The Cherry Orchard (Stoppard adaptation)
Your Price: $18.95 CDN
Author: Anton Chekhov
Translated by: Tom Stoppard
Publisher: Samuel French (cover may change)
Format: Softcover
# of Pages: 84
Pub. Date: 2012
Edition: Acting
ISBN-10: 0573697507
ISBN-13: 9780573697500
Cast Size: 5 female, 9 male

About the Play:

The Cherry Orchard is a full-length dramatic comedy by Anton Chekhov, translated into English verse by Tom Stoppard, from a literal translation by Helen Rappaport. Russian aristocrat Lyubov returns from Paris to her childhood estate, which is due to be sold. Anton Chekhov's masterpiece remains relevant today, with its classic theme of aging, and its characters misguidedly holding on to the past. Tom Stoppard's translation uses the natural humor of Anton Chekhov's last work to highlight the true tragedy at the core of the narrative.

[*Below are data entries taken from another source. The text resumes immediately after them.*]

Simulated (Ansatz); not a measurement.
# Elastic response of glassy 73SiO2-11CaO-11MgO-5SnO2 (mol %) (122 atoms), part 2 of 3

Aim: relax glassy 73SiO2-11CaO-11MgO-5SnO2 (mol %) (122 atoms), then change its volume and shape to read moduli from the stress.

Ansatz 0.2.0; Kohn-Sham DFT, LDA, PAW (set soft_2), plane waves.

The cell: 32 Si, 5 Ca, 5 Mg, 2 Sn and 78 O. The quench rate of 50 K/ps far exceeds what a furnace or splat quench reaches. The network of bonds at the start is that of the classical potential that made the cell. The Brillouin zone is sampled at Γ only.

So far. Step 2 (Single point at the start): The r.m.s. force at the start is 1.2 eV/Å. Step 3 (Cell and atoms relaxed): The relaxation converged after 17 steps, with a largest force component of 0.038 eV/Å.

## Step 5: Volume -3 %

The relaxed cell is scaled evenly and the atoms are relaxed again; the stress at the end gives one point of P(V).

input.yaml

Anton Chekhov was a master whose daring work revolutionized theatre. In The Cherry Orchard an impoverished landowning family is unable to face the fact that their estate is about to be auctioned off. Liubov Ranevskya, a widowed landowner returns home more or less insolvent after five years abroad. Everything appears just as she remembers, but hers is a diminishing world. Her vast and beautiful cherry orchard is soon to be sold off against her mounting debts. The insistent warnings of Lopakhin, a peasant's son turned wealthy businessman, go unheeded, and more than the family estate is sacrificed as Trofimov, the 'eternal student' who hopes to inherit the future, tells her, "The whole of Russia is our orchard". Tom Stoppard's translation of Chekhov's last play highlights the growing irrelevancy of the Russian upper classes as the former peasant class begins to gain power in the great, slow-rolling change that came to a head with the Russian revolution in 1917.

The Cherry Orchard premiered in 1904 at the Moscow Art Theatre on Chekhov's 44th birthday and only six months before his death. Despite his modern reputation for melodrama, Chekhov insisted at the time that the play should be treated as 'a light comedy'. This translation by Tom Stoppard had its first New York performance in 2009 at the Harvey Theater in Brooklyn, and its first London performance later that same year at the Old Vic Theatre. The play is regularly performed in regional repertory, high school, college, and community theatre productions.

Cast: 5 female, 9 male

What people say:

"Without pressing it, this Cherry Orchard, in a nimble new version by Tom Stoppard that invites fresh comic shadings, pushes that sense of the incongruous not so much into farce as into Alice in Wonderland absurdity ... Mr. Stoppard's adaptation is full of classically Stoppardesque instances of eloquence gone awry." — The New York Times

"A sure-footed reworking by Tom Stoppard." — New York Magazine

"I can't recall another production of The Cherry Orchard in which comedy and elegey were so well balanced ... there was never a moment when I was anything other than enthralled." — The Wall Street Journal

About the Playwright:

Anton Pavlovich Chekhov (1860-1904) was a Russian physician, dramaturge and author of hundreds of short stories and several plays. He is regarded by many as both the greatest Russian storyteller and the father of modern drama. His plays, including The Seagull, Uncle Vanya, The Three Sisters, and The Cherry Orchard, are performed in theatres throughout the world and he is second only to Shakespeare in the number of productions his plays receive.

Sir Tom Stoppard (1937-2025) was a British playwright often hailed as among the greatest of his generation. Born Tomáš Sträussler in what was then Czechoslovakia, the family fled at the onset of the Nazi invasion finally settling in England when he was eight, and Stoppard adopted the last name of his stepfather. He was catapulted into the front ranks of modern playwrights overnight when Rosencrantz and Guildenstern Are Dead opened in London in 1967. He wrote prolifically for TV, radio, and stage in a career that spanned six decades and also included a parallel career as a Hollywood script doctor, much in demand to provide dialogue to others' film scripts, and shared a best-screenplay Oscar for his contribution to Shakespeare in Love. He was knighted in 1997 and became one of the most honoured dramatists in British theatre.